Book Review: Understory
- susan5383
- Mar 4
- 2 min read
Updated: Mar 9
By Patsy Cotterill
Understory: An Ecologist’s Memoir of Loss and Hope, by Kevin Van Tighem, 2025. Rocky Mountain Books Ltd., rmbooks.com
Albertan nature writer, Kevin Van Tighem, has published his latest book, Understory, a candid and self-reflective memoir of his life and career as an ecologist and administrator in the mountain national parks. It is probably his best exposé yet of what it is like to be a conservationist in present-day western Canada. Both background and foreground in the narrative are the ecological and sociological landscapes of an Alberta changed by colonization and still changing according to a western worldview, which sees nature as a resource to be exploited rather than respected and protected as something of which humans are a part.

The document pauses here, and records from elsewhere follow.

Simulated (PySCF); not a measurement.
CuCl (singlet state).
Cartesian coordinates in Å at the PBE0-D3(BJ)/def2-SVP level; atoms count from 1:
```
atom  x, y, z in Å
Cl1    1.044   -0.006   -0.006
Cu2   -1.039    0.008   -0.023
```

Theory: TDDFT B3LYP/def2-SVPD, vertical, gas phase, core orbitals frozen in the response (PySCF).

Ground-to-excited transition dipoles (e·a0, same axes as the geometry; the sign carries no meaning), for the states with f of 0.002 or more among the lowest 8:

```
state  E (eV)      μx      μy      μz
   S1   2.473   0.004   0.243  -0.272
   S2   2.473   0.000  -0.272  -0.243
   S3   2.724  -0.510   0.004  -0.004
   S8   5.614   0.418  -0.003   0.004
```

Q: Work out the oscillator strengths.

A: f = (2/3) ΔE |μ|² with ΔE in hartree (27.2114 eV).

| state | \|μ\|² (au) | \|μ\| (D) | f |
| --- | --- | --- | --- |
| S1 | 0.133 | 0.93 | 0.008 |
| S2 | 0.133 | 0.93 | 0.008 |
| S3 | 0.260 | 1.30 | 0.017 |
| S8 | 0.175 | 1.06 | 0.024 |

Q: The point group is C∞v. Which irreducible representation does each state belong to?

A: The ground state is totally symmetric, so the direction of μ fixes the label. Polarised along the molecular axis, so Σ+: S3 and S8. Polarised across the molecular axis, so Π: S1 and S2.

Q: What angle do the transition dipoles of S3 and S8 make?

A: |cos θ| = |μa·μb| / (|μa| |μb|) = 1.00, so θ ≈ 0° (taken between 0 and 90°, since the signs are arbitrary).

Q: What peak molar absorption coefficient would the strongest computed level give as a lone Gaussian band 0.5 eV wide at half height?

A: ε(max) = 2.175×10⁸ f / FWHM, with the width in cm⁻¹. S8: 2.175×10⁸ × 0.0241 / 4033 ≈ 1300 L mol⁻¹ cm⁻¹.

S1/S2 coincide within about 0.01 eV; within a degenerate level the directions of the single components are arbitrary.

This book will be of special interest to those of us who follow conservation issues and indeed are somewhat familiar with the places and people mentioned in it, but all readers will be able to relate to his accounts of family life and the vicissitudes of working for a living; hopefully they will also find their minds broadened by his bouts of free-thinking and philosophizing.
At one point Van Tighem tells the story of planting a native garden in his yard in Okotoks from prairie sods salvaged from development sites, only to have it removed by the new owner when the family moved. He expresses astonishment at the extent of his grief, a small grief compared with his chronic dismay at the loss, province-wide and elsewhere, of ecosystems and wildlife.
Understory’s underlying and recurrent theme is also the quest to find a “home place” to which the author feels he can belong, physically, morally and spiritually, given his values. It is a quest that many of us share, immigrants and Indigenous peoples alike.